UA researchers plan to interview deaf and blind communities not just in Alabama but throughout the Southeast region to better understand their needs.

In the meantime, they've got an idea on how they can help them better understand tornado warnings issued by the National Weather Service.

"You take the emergency weather broadcast and the deaf interpreter then you come up with the ASL emergency weather live stream," said Darrin Griffin.

Deaf Advocate and UA Communications professor Darrin Griffin would like to take this concept to the air waves and internet.

"With the meteorologist and ASL interpreter on the screen," said Griffin.

He said research shows there's a big communication gap for many deaf people and tornado warnings.

"If they live alone and they work alone, they need access to information and a lot what happens in emergencies they can see something going on but they are not getting the message.  A lot of times broadcasts are happening very fast, a tornado is happening very fast, we often don't have much lee time so that's once place where that communication channel gets cut out," said Griffin.
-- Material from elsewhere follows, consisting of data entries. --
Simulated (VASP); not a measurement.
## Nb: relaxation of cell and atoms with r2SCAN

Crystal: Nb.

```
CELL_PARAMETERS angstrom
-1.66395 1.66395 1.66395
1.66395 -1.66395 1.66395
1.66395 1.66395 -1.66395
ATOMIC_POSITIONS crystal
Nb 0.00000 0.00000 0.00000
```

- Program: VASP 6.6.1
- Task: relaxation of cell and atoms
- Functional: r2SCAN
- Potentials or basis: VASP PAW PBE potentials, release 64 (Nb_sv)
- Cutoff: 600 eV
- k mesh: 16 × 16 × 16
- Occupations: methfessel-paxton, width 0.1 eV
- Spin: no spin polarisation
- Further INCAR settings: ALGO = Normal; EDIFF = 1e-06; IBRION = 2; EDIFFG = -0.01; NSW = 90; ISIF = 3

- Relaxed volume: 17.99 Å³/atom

During major natural disasters in big cities you'll see,

"The Governor or mayor will be up on the stage and they'll be sign language interpreter next to them that's a very effective method to communicating with the deaf," said Griffin.

In the next two years, they want to build technology to have live stream interpreting, during emergencies, available in various cities and locations across the country.

"They understand how to communicate with a large deaf community more effectively," said Griffin.

UA researchers received a $250,000 gr ant to help pay for this study.